For The Distinctive Epicurean and Wine Enthusiast
Chef   & Vintner
Chicken Stock;
4 lb      chicken carcasses,
1           large onion, quartered
4           carrots, peeled and halved
4           stalks celery, halved
1           leek, white part only, chopped
10        sprigs fresh thyme
10        sprigs fresh parsley with stems
2           bay leaves
8           black peppercorns
2           whole cloves garlic, peeled
2           gallons cold water

1.  Place chicken, vegetables, and herbs and spices in 12-quart stockpot. Set opened steamer basket directly on ingredients in
pot and pour over water. Cook on high heat until you begin to see bubbles break through the surface of the liquid.

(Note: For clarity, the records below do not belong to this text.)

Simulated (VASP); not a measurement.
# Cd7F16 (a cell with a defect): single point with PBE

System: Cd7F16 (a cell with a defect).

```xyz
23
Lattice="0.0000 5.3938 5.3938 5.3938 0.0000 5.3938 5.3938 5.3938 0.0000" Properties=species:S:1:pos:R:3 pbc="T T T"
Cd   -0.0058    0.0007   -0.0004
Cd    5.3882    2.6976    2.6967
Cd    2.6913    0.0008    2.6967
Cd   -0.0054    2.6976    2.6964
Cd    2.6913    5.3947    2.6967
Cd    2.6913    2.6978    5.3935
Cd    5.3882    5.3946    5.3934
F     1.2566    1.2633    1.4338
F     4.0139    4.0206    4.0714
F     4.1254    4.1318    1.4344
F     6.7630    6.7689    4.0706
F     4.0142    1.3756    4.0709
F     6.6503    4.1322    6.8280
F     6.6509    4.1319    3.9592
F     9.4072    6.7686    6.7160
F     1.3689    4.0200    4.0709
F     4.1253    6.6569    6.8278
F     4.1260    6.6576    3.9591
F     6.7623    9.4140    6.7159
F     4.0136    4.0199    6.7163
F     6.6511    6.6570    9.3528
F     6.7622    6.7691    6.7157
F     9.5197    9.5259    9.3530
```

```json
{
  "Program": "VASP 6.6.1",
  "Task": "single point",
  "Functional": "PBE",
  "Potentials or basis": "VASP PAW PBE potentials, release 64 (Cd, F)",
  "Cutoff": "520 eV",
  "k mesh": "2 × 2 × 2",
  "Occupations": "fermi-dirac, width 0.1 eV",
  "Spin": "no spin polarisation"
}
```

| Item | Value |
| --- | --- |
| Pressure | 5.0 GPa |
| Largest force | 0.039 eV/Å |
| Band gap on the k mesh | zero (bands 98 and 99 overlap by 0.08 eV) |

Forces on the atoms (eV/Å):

2.  Turn heat down to medium low so that stock maintains low, gentle simmer. Skim the scum from the stock with a spoon or fine
mesh strainer every 10 to 15 minutes for the first hour of cooking and twice each hour for the next 2 hours. Add hot water as
needed to keep bones and vegetables submerged. Simmer uncovered for 4 to 6 hours.  Set aside to cool prior to straining

3.  Strain stock through a fine mesh strainer into another large stockpot or heatproof container discarding the solids. Cool
immediately in large cooler of ice or a sink full of ice water.

4.  Place in refrigerator overnight. Remove solidified fat from surface of liquid and store in container with lid in refrigerator for 2 to
3 days or in freezer for up to 3 months. Prior to use, bring to boil for 2 minutes.